Same-Game Parlay

A parlay whose every leg is drawn from a single game or event rather than spread across multiple contests.

A same-game parlay (SGP) bundles multiple selections from one contest into a single ticket instead of pulling legs from separate events. Bettors can stack the moneyline, the spread, the total, and player props from the same matchup. SGPs rank among the most-wagered formats at modern books because they let a bettor express a single-game thesis and pursue a larger payout based on how that one game plays out.

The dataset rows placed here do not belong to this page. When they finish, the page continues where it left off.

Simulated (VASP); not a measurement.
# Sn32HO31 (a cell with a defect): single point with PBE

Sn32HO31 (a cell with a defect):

The legs in a standard parlay are independent; SGP legs usually are not. Backing a team to win big and the total to go over, for example, are linked outcomes. Because of that correlation, books apply proprietary pricing models rather than simply multiplying each leg’s odds. The result: an SGP payout often differs from what a generic parlay calculator returns.

Example

Take an NFL game between the Dallas Cowboys and the New York Giants. You build a same-game parlay with a $20 stake:

  • Cowboys moneyline (to win the game)
  • Over 44.5 total points
  • CeeDee Lamb over 79.5 receiving yards

The book prices this SGP at combined odds of +450. Hit all three and your $20 returns $110 total ($90 profit plus the $20 stake). If the Cowboys win and the game goes over but Lamb lands at 72 receiving yards, the whole parlay loses.

Key Points

  • Correlated outcomes are permitted: SGPs are built to allow related bets within one contest, which traditional parlays usually block.
  • Sportsbook-adjusted pricing: Correlated legs are not simply multiplied. Books run proprietary algorithms to price the ticket, often yielding lower payouts than an independent-leg parlay.
  • Popular for player props: SGPs commonly pair performance props (passing yards, touchdowns, rebounds) with game-level results like the spread or total.
  • Available at most major sportsbooks: Nearly every major U.S. book offers SGPs, though eligible combination markets and the maximum leg count differ by operator.
  • Higher risk, higher engagement: SGPs reward deep single-game analysis, but the all-or-nothing structure means one missed leg sinks the ticket.